The moment all code is interacted with through agents I cease to care about code quality. The only thing that matters is the quality of the product, cost of maintenance etc. exactly the thing we measure software development orgs against. It could be handy to have these projects deployed to demonstrate their utility and efficacy? Looking at PRs of agents feels a wrong headed, like who cares if agents code is hard to read if agents are managing the code base?

We don't read the binary output of our C compilers because we trust it to be correct almost every time. ("It's a compiler bug" is more of a joke than a real issue)

If AI could reach the point where we actually trusted the output, then we might stop checking it.

  • > "It's a compiler bug" is more of a joke than a real issue

    It's a very real issue, people just seem to assume their code is wrong rather than the compiler. I've personally reported 12 GCC bugs over the last 2 years and there's 1239 open wrong-code bugs currently.

    Here's an example of a simple one in the C frontend that has existed since GCC 4.7: https://gcc.gnu.org/bugzilla/show_bug.cgi?id=105180

You could look at agents as meta-compilers, the problem is that unlike real compilers they aren't verified in any way (neither formally or informally), in fact you never know which particular agent you're running against when you're asking for something; and unlike compilers, you don't just throw away everything and start afresh on each run. I don't think you could test a reasonably complex system to a degree where it really wouldn't matter what runs underneath, and as you're going to (probably) use other agents to write THOSE tests, what makes you certain they offer real coverage? It's turtles all the way down.

  • Completely agree and great points. The conclusion of "agents are writing the tests" etc is where I'm at as well. More over the code quality itself is also an agentic problem, as is compile time, reliability, portability... Turtles all the way down as you say.

    All code interactions all happen through agents.

    I suppose the question is if the agents only produce Swiss cheese solutions at scale and there's no way to fill in those gaps (at scale). Then yeah fully agentic coding is probably a pipe dream.

    On the other hand if you can stand up a code generation machine where it's watts + Gpus + time => software products. Then well... It's only a matter of time until app stores entirely disappear or get really weird. It's hard to fathom the change that's coming to our profession in this world.

You should at least read the tests, to make sure they express your intent. Personally, I'm not going to take responsibility for a piece of code unless I've read every line of it and thought hard about whether it does what I think it does.

AI coding agents are still a huge force-multiplier if you take this approach, though.

> Looking at PRs of agents feels a wrong headed

It would be walking the motorcycle.

This is how we wound up with non-technical "engineering managers." Looks good to me.

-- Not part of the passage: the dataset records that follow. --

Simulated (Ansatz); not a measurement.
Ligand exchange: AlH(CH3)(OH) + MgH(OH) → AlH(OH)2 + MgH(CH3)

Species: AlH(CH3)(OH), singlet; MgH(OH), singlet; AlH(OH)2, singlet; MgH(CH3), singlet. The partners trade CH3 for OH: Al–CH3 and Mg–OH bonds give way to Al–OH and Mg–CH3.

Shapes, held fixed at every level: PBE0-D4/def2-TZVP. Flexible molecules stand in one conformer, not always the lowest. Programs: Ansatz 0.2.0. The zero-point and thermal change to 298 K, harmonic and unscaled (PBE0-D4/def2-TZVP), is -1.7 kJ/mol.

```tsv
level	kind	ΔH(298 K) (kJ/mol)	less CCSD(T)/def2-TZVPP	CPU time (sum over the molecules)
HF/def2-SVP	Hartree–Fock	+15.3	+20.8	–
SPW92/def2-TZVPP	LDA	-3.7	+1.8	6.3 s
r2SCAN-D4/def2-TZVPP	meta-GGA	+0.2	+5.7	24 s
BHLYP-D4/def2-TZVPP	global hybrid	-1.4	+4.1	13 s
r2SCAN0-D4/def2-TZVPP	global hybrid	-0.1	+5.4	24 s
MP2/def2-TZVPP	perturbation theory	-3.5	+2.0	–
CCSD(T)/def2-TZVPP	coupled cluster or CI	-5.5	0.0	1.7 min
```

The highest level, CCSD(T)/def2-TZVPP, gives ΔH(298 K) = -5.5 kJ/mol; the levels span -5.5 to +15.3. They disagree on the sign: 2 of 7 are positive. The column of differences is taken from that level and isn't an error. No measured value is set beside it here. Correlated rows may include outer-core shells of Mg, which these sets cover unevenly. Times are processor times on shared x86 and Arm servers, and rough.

  • I think this misses the point, see the other comments. Fully scaled agentic coding replaces managers too :) cause for celebration all around

    • No, it becomes only managers, because they are the ones who dictate the business needs (because otherwise, what is the software the agents are making even doing without such goals), and now even worse with non technical ones.

    • I don't believe that. If you go fully agentic and you don't understand the output, you become the manager. You're in no better position than the pointy-haired boss from Dilbert.